PDA

View Full Version : [SOLVED] Filling missing data from a table based on criteria



changeable
03-22-2005, 11:32 PM
Hi,I am a beginner in excel VBA and this job is really hard for me. I wish i can get help from those have lots of experience in VBA. i have attached the picture file as well as 2 excel file for my problem here. Please help me, it is really urgent. Thank you all!
http://img.photobucket.com/albums/v232/skyearth/Excel/replace.jpg

changeable
03-25-2005, 07:28 AM
can anyone help me on this problem?please? the replaced value should be highlighted too. is it because my question is not clear?

the attachment is the related file which i have mentioned.

changeable
03-28-2005, 07:26 AM
still cannot be done? can somebody show me some of the way? Thanks again

MWE
03-28-2005, 06:42 PM
This does not look too difficult. Let me look at the files you have posted and I will get back to you tomorrow.

MWE
03-28-2005, 09:44 PM
I have a possible solution for you.

I copied your original example data into a spreadsheet called SegReplace.xls wrote some code and did some testing. Your original historical_e.xls did not have sufficient data to complete the testing, so I used the Book1.xls data. I made a copy called HistoricalDB.xls and tweaked a few entries to ensure that all three cases you mentioned were tested. HistoricalDB.xls is ~ 2x the size of your original because I made a copy of the original "Historical" sheet. I also added another test line in SegReplace.xls to test the 3rd case, i.e., NA in Historical and not enough data around the hole to use the 3pt moving average. My solution moves down the rows and across the cols. Therefore, the only time you will likely need the "last resort" is when you are trying to fill a hold in the first 1, 2 or 3 cols and the HistoricalDB is NA

In the attached zip file are SegReplace.xls and HistoricalDB.xls. Put them in the same directory, open SegReplace.xls and click on the Yellow button.

A few odds and ends:



the yellow button's click routine actually calls a procedure called SearchAndReplace in code Module1.
In the code module called MWE_Procs are a few functions used in SearchAndReplace. SearchAndReplace will not work without those routines
You will notice that the value found for each of the 3 solution methods has a different color. You can change these colors by changing the values of ColorHistDB, Color3Pt and ColorLE in the SearchAndReplace macro. Present value are:


ColorHistDb = 3
Color3Pt = 5
ColorLE = 7


the logic flow is documented reasonably well. I used descriptive names for the variables
the code is "brute force" and could be made more elgant and more efficient, but that might also make it more difficult for you to understand.
the variable named MsgBoxFlag is presently set to 0. Set it to 1 if you wish the macro to spit out status as it finds and fills holes.

I hope that this solves a large portion of your problem. If this works, please toggle this thread to solved. If not, let me know.

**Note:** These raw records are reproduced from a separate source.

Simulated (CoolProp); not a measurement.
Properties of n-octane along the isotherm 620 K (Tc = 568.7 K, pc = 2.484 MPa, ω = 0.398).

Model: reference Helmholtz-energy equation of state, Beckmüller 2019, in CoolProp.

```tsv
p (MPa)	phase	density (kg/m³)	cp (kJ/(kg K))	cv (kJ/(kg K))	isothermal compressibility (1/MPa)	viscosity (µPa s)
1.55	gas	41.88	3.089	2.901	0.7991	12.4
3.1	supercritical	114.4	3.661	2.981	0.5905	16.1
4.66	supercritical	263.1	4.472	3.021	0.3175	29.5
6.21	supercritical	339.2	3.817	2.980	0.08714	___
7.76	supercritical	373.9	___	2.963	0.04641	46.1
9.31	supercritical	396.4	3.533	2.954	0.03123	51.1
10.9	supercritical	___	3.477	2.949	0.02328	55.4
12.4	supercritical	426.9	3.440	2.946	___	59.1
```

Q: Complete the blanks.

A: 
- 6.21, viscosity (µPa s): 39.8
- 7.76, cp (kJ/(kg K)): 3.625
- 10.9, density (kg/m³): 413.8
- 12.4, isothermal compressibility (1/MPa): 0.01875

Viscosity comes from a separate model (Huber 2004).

I suspect that you received no earlier replies because this problem is more complicated than a few lines (even a few dozen lines) of VBA code. It is not "hard", just time consuming. You owe the forum 2 dozen donuts and a gallon of Starbuck's best.

changeable
03-30-2005, 06:39 AM
Thank you, MWE! This is really a detail explanation which i have ever receive from online help and it works great! However an error which you have mentioned (when trying to fill a hole in the first 1, 2 or 3 cols and the HistoricalDB is NA)
occured when i tried it in the another set of data (located in worksheet inout2 of historicalDB.xls). what if i suggest that if that kind of error are detected, that row of data will be highlighted with special color and the algorithm will skip that row and run on next row? This is really a time consuming job, i owe the forums a lot. Once again, thank you!

MWE
03-30-2005, 11:44 AM
let me look at the other set of data, reproduce the problem and get back to you.

MWE
03-30-2005, 08:45 PM
Using ?InOut2? has revealed several logic problem in the SearchAndReplace macro:

I assumed that there were two spreadsheets, the one with the holes and HistoricalDB. If the sheet with holes is a part of HistroicalDB, then the problem is easier. I recommend that you keep the two separate.

I assumed the sheet with the ?holes? you provided as an example was a valid example with respect to key rows and columns. That is not true and the differences are non-trivial. Changes required to accommodate InOut2:

In the original example, Seg#s were in row 1. In InOut2, they are in row 2. The macro must know where to find seg numbers. Change: SearchAndReplace now examines the first few rows and figures out which one has Seg#s. It assumes that the character string ?Segment? (not case sensitive) occurs in the 1st col for all data sets. The macro continues to assume that the Seg# row in HistoricalDB is 1

In the original example, the Seg#s in the Seg# row did not have ?SegXXX?; rather they just had the number, e.g., 4. In HistoricalDB, the Col headings are SegXXX. I originally assumed that the true dataset with holes and HistoricalDB would have the same number of cols and Seg#s would align. That was a bad assumption. Change: When a hole is found, HistoricalDB is examined for the correct row and correct col.

If either the TimeID row or Seg# col can not be matched, the user is told and can choose to bypass the current (sheet with holes) row. If bypassed the entire row is hi-lited in yellow. The color is programmable, currently NoMatchColor = 36

In the original version of the macro, the 3pt search recognized that the col# had to be >= 4, otherwise there were not enough pts to the left. But the col# really has to be >=5 because the first col is not a value at all. Change: test is now for col >=5 FYI, this change eliminated the failure you encountered.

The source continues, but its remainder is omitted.